Don’t tell me about a justice system that doesn’t work in the same way for everyone – a justice system that protects celebrities and law enforcement and too often turns its back on the ordinary person.
Racism is REAL. It doesn’t have to be REAL for you for it to be REAL.
Don’t treat everything as an isolated incident or case. Use your intellect. Analyze. Ask questions. The justice system isn’t a robot or a calculator that always gives the right answers. The justice system is made up of people. People sometimes make mistakes. Humans make mistakes. We all make mistakes.
For some of you it is a story of one unarmed black boy shot on the streets of Ferguson. For others its one small drop in an ocean of dehumanization, discrimination, demoralization that has been passed on from one generation to the next. For some — this is what it is. Some have given up.
I am exhausted hearing people say we are all playing the race card.
Sisters and brothers, these are the cards the system has dealt. Trust me, if we are dealt a new set – a set with equality, justice, liberty and pursuit for happiness for all, a set that values all human life the same, a set that sees the potential in all of our children – we’ll gladly accept it and play those cards.
I am not asking you to feel sympathy for black and brown people, they definitely don’t want your sympathy, I just want you to believe in your hearts that “black lives matter” and stop expecting black and brown people to prove their humanity to you. They are exhausted. Reverend Chloe Breyer, a White Episcopalian priest said what makes her aware of her white privilege is that she doesn’t feel exhausted. She sleeps well at night. That, sisters and brothers, is courage and honesty – acknowledging one’s privilege and using it to help uplift others.
By no means should anyone feel guilty about his or her privilege. I have plenty, but I cannot, in good conscience, walk around in this world with the fallacy that we live in an equitable and just world just because that’s how its working out for me. I ask for some selflessness for a moment. Just imagine for one minute that Michael Brown was your son, in all his complexities and all his simplicities, and the system didn’t think your child was worth a trial. It was never about guilty or innocent for Darren Wilson — it was about his day in court. The system didn’t think it was worth their time. Would you have sat back with the memory of your slain child and took it? Unless you experience the murder of your child in this same vein — you again are speaking from a place of privilege and I will continue to say, “check it”.

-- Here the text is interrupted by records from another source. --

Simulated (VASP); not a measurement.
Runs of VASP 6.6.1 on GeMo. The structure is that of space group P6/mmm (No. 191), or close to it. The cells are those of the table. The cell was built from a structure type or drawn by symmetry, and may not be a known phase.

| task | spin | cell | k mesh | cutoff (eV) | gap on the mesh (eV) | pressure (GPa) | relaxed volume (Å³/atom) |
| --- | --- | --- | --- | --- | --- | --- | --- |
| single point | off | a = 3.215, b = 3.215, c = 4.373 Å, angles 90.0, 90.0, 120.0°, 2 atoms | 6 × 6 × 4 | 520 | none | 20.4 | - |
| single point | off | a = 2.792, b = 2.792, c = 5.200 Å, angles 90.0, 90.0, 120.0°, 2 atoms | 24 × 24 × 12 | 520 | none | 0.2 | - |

If we do not see ourselves in each other or believe that we each deserve freedom and equality and are all brothers and sisters and all the children of God , then it is we that are failing our children, our future, and all of humanity.
This is not about Black and White. This is not about us vs. law enforcement. I am not anti-law enforcement. I am anti-law enforcement misconduct, and we should all be against misconduct wherever it is happening.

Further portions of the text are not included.